Why mountain biking makes you a better problem solver
How often have you heard someone outside the mountain biking world focus only on the risk factor? The crashes, the injuries, the gnar, the ‘ooh, it’s scary’?
Photos by Rocky Trail Entertainment/KI Photo Media
After 25 years of being very happily hooked on the mountain bike life, I’ve been on the receiving end of these conversations more times than I can count. I’ve also spent a lot of time thinking about the flipside: the fact that most riders stay upright most of the time and that we don’t start riding the trails one day and ride Red Bull Hardline the next. We develop our skills progressively. This includes a heap of sophisticated strategies we use to actively mitigate risk.

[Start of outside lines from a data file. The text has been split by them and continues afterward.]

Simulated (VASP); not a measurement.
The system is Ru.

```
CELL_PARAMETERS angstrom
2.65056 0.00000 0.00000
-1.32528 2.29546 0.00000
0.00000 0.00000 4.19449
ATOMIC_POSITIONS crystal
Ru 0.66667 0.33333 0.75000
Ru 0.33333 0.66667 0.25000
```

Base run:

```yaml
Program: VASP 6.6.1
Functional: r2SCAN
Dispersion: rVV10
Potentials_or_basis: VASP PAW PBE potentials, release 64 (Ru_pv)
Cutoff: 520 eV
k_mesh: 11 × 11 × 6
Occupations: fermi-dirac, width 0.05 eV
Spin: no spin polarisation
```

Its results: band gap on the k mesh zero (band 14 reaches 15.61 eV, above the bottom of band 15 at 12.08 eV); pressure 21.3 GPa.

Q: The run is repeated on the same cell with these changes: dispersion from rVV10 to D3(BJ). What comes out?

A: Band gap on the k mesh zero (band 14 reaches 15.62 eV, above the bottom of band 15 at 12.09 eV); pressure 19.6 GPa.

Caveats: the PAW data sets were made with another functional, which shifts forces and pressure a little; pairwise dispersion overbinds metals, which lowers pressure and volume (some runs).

While crashes certainly happen, they are not as common as many outsiders think. The strategies riders draw on to manage risk are incredibly effective.
Riding through the Mogo trails late last year, I met a guy who was exploring the trails by himself. Let’s call him Arnold. After a quick chat about our favourite types of trails and where we wanted to head next, Arnie and I teamed up and rode together. Partly for fun, and partly because riding with someone else is, in itself, a useful risk-mitigation factor should something go wrong.
Arnie was fit enough to power his 170mm travel enduro bike up a climb faster than I could on my lighter, nimbler downcountry rig. On the descents, he was so skilful he was riding tight hairpin corners in the air on trails he’d never seen before, while I danced my way through the rocks, wheels on the ground. I wished I could hold Arnie’s wheel for longer to learn how to ride those same corners with his gravity-defying flow.
As we chatted on the pedally sections, he told me about his downhill days from 25–30 years ago. One comment stuck with me: to race well, he learned that he had to be able to get to the finish line. He had the confidence and skills to ride huge features fast, but he’d inevitably crash and lose crucial time. He had to figure out how to ride them at speed while staying on the right edge of control – to stitch together each feature of a trail so he could hit the next one, and the next, without picking his bike and body off the ground halfway down.
Nowadays, riding is still a big part of Arnie’s life. And he’s built a career working in risk management. The same part of his personality that learned to solve the puzzle of a good downhill track has translated into a valuable skill set for solving complex problems in other contexts.
The skills we learn on the bike carry forward into our lives in all kinds of surprising and beneficial ways. Next time you’re trying to stitch a trail together – working out which line to take where and how to make it flow – take a minute to reflect on how something that’s such a common part of riding a mountain bike has influenced your approach to tackling other challenges.
And next time someone tries to lecture you about risk, challenge them with what you’ve learned by working out how to actively mitigate risk rather than avoiding it altogether. Chances are high that you’ll have a more interesting conversation. Best case, maybe they’ll change their own mind about giving riding a go as well!